At the heart of the dispute between President Biden and Benjamin Netanyahu over invading Rafah is a larger disagreement about what Israel can reasonably hope to accomplish against Hamas.
In today’s newsletter, I’ll lay out the conflicting views of Biden and Netanyahu and summarize The Times’s latest coverage of the war.
Israel’s view
To Netanyahu and his aides, the destruction of Hamas is a vital goal. Israel’s military has already made progress, having dismantled at least 18 of Hamas’s 24 battalions since the Oct. 7 attacks. But Hamas’s top leaders and thousands of fighters have survived, many evidently fleeing to tunnels under Rafah.
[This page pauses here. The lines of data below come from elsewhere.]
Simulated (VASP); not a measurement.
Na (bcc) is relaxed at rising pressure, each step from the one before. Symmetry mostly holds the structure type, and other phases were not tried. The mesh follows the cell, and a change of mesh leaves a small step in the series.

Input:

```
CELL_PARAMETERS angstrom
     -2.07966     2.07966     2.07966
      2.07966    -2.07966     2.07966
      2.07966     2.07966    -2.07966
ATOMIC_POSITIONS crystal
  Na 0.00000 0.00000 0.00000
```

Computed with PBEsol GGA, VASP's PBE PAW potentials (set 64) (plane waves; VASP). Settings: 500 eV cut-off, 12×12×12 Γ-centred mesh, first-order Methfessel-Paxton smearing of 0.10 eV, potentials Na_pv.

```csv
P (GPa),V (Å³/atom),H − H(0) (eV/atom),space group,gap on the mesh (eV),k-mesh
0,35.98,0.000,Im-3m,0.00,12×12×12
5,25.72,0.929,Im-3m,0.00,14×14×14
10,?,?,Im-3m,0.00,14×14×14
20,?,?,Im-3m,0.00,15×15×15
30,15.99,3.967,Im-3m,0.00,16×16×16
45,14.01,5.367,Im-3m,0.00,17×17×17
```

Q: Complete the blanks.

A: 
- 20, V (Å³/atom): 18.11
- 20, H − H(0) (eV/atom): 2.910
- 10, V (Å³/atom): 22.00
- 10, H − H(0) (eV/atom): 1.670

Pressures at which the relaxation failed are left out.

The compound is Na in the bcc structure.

Allowing a cornered enemy to escape violates basic precepts of military strategy, Israeli officials believe. “Ending the war without clearing out Rafah is like sending a firefighter to extinguish 80 percent of the fire,” Benny Gantz, a member of Israel’s war cabinet and Netanyahu’s chief political opponent, has told U.S. officials. The Wall Street Journal editorial board, which tends to support Netanyahu, has called Rafah “the crucial city for the terrorist group’s future.”
Israeli officials also know that many Arab leaders despise Hamas, viewing it as a threat to their own regimes. These leaders would be quietly happy for Israel to crush the group. Some Palestinians are also angry with Hamas (although public opinion in Gaza is difficult to gauge).
As loud as the international warnings about a Rafah invasion may be, Israel’s leaders believe that a successful operation there would change the strategic equation — and that they would then be able to negotiate from a position of strength with both Hamas’s remnants and Arab countries.